The name G4S is one which has come to represent a marriage of capitalist success and abandonment of moral values. The security firm is perhaps the most controversial company supported by the UK Government, with an impressively terrible portfolio of far-reaching blunders. However, the most recent episode in the questionable history of G4S places significant pressure on the Government to terminate its continuing association with such a divisive company.

Recently, G4S accepted a contract worth £71 million to offer ‘base operating services’ to Guantanamo Bay. Administratively known as a prison, many know the American facility as little more than a house of torture. Currently detaining 149 inmates who are yet to be charged with any offence, many of whom are now being force-fed after recent attempts to peacefully protest their anguishing predicament, Guantanamo Bay indicates of the willingness of ‘developed’ Western powers to utilise the most inhumane methods to achieve political goals.

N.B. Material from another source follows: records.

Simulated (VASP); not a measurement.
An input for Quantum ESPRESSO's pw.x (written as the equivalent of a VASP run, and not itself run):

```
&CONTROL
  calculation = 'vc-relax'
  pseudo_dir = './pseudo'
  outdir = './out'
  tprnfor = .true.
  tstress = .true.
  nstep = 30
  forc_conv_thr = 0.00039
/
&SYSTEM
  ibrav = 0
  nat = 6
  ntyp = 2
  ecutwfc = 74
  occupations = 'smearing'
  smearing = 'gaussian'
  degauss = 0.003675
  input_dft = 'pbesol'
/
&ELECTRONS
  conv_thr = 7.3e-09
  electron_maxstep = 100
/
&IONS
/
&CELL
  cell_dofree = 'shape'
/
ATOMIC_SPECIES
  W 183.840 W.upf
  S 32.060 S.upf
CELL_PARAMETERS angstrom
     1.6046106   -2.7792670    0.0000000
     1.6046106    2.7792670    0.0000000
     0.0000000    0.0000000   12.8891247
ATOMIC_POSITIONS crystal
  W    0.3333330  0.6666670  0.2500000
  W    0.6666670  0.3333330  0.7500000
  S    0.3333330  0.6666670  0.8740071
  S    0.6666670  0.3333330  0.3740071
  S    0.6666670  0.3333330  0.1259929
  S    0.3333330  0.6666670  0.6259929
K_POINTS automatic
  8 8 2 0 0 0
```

In finer detail, those who continue to defend G4S have stated that the contract was accepted by ‘G4S Government Solutions’, a US-based branch of the security firm. This particular branch is said to run independent of the UK headquarters. In fact, G4S announced that plans were coming to fruition to sell off G4S Government Solutions, a reactionary slamming of the panic button, in realisation of the magnitude of this damaging decision. Whilst this may well be true, it is highly doubtful that a contract of such consequence, operating at a prison of the notoriety of Guantanamo, passed over the heads of directors in the UK unnoticed and unchallenged.

The reported selling off of this US branch is no show of morality from the UK headquarters. A glance at its previous contracts reveals a questionable record. In 2007, the company provided facilities to an Israeli prison detaining Palestinian political prisoners, a prison whose conditions and existence broke specific regulations stated in the Fourth Geneva Convention. The human rights side of this spinning coin appears not to be of great significance for the security company.

Nevertheless, not only does G4S’s acceptance of this contract utterly betray any remaining moral awareness, it runs counter to the official position of the UK Government. This position is one which wholly condemns operations at Guantanamo Bay, and calls moreover for the closure of the infamous prison. This act thus, once again, undermines entirely the Government’s support of G4S, and should instigate the beginning of the end of this tenuous relationship.

Indeed, this is a relationship which has seen the Government persist in its backing of G4S in the face of adverse conditions. As is well-documented, the Government took the decision to bring in members of the army to aid security operations for the 2012 Olympics, after a disastrous handling of preparations by G4S. Following this, the Government continued to outsource to the security firm, before it was revealed in 2013 that G4S had been greatly overcharging the Government for the tagging of criminals, some of whom were deceased or overseas. This prompted a suspension from government contracts for G4S; but this suspension proved merely temporary. It appears that the time has come for G4S and the UK Government to permanently conclude this lamentable agreement.

It would be a welcome relief to the people of the United Kingdom to see the end of G4S’s association with their government. It is the Government’s responsibility to send out a firm statement, to cut all ties with G4S with immediate effect, and to end our support of a company whose search for profit tramples upon human dignity.